Voters in Birmingham, Leeds, Manchester and Newcastle were among those to give the idea a decisive thumbs-down in referendums in May 2012.

The people, it seemed, had spoken, and the electorate had shown itself deeply suspicious of the idea of introducing a new gang of elected politicians on comfortable salaries.

But on BBC Radio 4's Today Programme, the chancellor put elected mayors right back at the heart of the government's plans for rebalancing the economy and devolving power.

George Osborne said: "You need to see strong city leadership. I think there's a strong case for elected mayors in places like Greater Manchester."

"A true powerhouse requires true power," says Chancellor George Osborne

Ministers will claim that their support for elected mayors never went away. They said two years ago that the process might be an evolution rather than a revolution.

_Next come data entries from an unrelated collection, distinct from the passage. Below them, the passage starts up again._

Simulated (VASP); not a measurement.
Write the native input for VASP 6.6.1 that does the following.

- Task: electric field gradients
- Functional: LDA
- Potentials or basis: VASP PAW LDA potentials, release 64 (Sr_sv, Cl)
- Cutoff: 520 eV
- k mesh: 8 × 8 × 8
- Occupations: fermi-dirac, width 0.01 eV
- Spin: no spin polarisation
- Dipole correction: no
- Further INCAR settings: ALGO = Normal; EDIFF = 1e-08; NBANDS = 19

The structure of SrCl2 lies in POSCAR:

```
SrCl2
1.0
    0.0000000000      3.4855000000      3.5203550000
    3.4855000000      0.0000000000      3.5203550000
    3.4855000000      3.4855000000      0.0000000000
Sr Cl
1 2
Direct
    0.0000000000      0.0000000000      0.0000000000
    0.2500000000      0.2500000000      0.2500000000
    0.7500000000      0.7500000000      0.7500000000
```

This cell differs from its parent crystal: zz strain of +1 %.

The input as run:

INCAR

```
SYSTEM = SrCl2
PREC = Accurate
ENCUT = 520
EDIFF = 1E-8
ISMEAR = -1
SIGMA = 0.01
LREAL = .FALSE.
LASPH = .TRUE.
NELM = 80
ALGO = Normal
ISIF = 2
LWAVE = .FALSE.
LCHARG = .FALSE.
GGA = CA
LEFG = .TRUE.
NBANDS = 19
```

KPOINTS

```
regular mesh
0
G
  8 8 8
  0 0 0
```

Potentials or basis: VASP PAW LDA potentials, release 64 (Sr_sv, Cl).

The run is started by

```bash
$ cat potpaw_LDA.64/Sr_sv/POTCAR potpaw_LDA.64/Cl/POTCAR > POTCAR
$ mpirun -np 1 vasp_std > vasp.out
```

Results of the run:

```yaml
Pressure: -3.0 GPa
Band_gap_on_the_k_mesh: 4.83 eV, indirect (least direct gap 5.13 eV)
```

This fresh intervention by the chancellor was, his officials say, "the beginning of a new conversation". No detailed plans have yet been drawn up for fresh referendums, or other ways of establishing mayoral structures.

There are already elected mayors in London, Leicester, Liverpool, Bristol and Middlesbrough. Supporters of elected mayors hoped other cities would see the success that individuals have had in these places, and eventually demand the same for their home towns.

Votes being counted in Newcastle

Those who have argued consistently for city mayors felt that the referendum campaigns of 2012 were a huge missed opportunity - underfunded, underpowered and denied the full support of the main parties (because of internal divisions on the issue).

Part of the problem then was also the resistance of some in local government. Many local councillors were opposed to elected mayors from the start. Some feared a challenge to their powers. Others said "why change a system that's working"?

But as the economy of London and the South East once again starts to surge ahead, the campaign to push powers out to the cities of the midlands and the north is gathering momentum.

The looming Scottish referendum is also once again thrusting the issue of devolution in England onto the agenda. Cities are joining forces to demand a significant review of public spending and decision making - and with it the autonomy to drive their own local economies.

Government officials want to highlight two things that have changed in their approach since 2012.

Firstly they want to link elected mayors with the specific new powers these mayors will have - for example over transport and infrastructure spending. Secondly they emphasise that mayors will have to govern the entire urban conurbation - hence the emphasis today on Greater Manchester rather than just the City of Manchester.

Boris Johnson and Michael Bloomberg in London London Mayor Boris Johnson and New York Mayor Michael Bloomberg wield widespread power

Many of the most dynamic and prosperous urban centres in the world have elected mayors, with significant rather than ceremonial power.

So the question will now be posed again - did the referendums two years ago fail because of a chaotic, underfunded campaign? Or are voters in these cities deeply and fundamentally opposed to the principle of elected mayors?

If ministers really do want to give this idea another big push, they will have to think carefully about the lessons of the failed referendums of 2012.